(I am grateful to Reuters for their excellent reporting of the ongoing PESCO story and from which, in part, I have made use of this morning in order to present this latest update commentary)
Last year the EU, in its infinite wisdom, launched what it called the “permanent structured cooperation on defence” – to be known as PESCO. The aim was based on an attempt to unify European defence thinking and to rationalise a fragmented approach to procuring and developing military equipment.
When launched there was seemingly broad agreement among the 25 states that signed up that non-EU countries, this would include the UK for example, should also be allowed to contribute to some of the projects. However, led by France a group of four major states that include Germany, Italy and Spain are seeking to set tough conditions that would limit participation of non EU member states, promote and focus only on promoting EU strategic autonomy that in the eyes of these four nations would hopefully bring about a reduction of reliance on the USA for defence. So for cooperation read disagreement and led by the Netherlands and Belgium together with another eleven of the countries that signed up who favour the more inclusive approach of including non-EU members a state of impasses continues to exist.

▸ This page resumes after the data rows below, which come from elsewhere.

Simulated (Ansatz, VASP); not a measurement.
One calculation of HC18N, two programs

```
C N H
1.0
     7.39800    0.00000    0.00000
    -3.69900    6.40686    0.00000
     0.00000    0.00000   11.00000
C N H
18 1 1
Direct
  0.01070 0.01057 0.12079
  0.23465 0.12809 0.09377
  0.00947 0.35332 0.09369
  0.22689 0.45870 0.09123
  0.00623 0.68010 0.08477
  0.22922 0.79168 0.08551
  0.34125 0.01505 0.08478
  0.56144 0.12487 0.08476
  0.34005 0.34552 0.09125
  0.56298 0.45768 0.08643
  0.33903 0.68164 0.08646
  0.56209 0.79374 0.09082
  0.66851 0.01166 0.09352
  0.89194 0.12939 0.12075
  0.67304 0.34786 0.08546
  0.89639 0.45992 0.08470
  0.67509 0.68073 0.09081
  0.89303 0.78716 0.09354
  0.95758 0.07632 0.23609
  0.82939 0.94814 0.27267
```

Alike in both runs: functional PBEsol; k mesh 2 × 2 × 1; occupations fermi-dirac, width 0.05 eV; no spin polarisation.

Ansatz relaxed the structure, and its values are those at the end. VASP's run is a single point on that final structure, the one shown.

Portugal was one of the countries that supported the more inclusive approach being led by the Netherlands for seeking cooperation from allies who it is believed could bring added value, whether this be by established NATO players such as the US and UK, or other countries such as Norway, Switzerland or even Brazil.
There can surely be little doubt that the French led gang of four who are opposed to the inclusion of non EU countries, or allowing them to participate with their hands tied behind their backs, smacks of protectionism in order to protect their own large defence companies, particularly those in France and to ensure that UK and US based companies had very limited market access. To that end the US ambassador to NATO, Kay Bailey Hutchison, is reported to have warned the EU earlier this year not to “fence off” American, British or Norwegian defence companies and that doing this could “splinter” the transatlantic security bond.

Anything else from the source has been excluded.